TEHRAN (Reuters) -- Iran said on September 27 a draft UN resolution over Tehran's disputed nuclear program was not constructive and could indicate divisions between world powers, state television reported.

Six world powers handed the UN Security Council the draft on September 26 after the United States, facing stiff Russian opposition, failed to secure agreement for new penalties over work the West believes is aimed at building atomic bombs.

The Council has imposed three rounds of sanctions on Iran since 2006 for failing to heed a call to halt sensitive nuclear work, that Tehran insists is peaceful. Russia and China backed all three sets but only after watering down the sanctions.

"These [resolutions] are not constructive," Iran's chief nuclear negotiator, Saeed Jalili, told state television when asked about the draft resolution. "What they need to do is to attract the trust of the Iranian nation through constructive cooperation and collective commitment."

He also said the draft either showed world powers had failed to come up with a "logical response" to Iran over its nuclear work "or they have lost internal cohesion as they have acknowledged themselves, and through this action they want to show there is actually cohesion."
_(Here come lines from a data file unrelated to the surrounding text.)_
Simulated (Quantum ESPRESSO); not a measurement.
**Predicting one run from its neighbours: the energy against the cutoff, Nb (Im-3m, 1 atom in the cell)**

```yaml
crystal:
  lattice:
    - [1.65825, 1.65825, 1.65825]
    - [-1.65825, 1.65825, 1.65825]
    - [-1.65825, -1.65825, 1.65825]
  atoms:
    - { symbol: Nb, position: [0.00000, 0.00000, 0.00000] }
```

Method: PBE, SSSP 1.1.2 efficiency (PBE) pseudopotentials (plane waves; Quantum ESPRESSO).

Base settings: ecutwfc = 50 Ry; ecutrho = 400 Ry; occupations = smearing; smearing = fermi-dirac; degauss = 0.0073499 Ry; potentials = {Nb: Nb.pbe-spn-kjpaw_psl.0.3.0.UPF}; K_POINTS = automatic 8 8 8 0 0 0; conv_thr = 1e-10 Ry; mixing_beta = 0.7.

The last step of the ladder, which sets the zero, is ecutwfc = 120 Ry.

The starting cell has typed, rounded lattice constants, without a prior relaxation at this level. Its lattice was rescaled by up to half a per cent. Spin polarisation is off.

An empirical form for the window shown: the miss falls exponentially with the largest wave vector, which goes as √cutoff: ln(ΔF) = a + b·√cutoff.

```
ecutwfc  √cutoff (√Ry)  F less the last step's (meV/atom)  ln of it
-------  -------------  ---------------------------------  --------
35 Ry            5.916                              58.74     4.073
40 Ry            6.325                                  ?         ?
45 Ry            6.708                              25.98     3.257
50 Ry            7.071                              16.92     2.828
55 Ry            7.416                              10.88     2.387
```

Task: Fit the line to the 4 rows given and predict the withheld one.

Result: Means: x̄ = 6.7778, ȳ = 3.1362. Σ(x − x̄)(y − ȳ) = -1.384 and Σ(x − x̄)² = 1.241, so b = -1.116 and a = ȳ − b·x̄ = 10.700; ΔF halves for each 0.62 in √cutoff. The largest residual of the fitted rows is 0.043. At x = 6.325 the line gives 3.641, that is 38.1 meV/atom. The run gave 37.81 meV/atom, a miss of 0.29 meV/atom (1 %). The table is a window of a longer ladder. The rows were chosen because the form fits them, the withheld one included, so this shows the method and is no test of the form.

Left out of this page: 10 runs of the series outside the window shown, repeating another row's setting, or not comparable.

The UN watchdog, the International Atomic Energy Agency (IAEA), reported this month that Iran was not cooperating enough with its inspectors.

Diplomats said members of the 15-nation council would consult their governments and the resolution could come to a vote early next week. Previous resolutions included travel bans and asset freezes on Iranian individuals and companies.

The draft was backed by the five permanent Security Council members -- the United States, Britain, France, Russia and China -- plus Germany.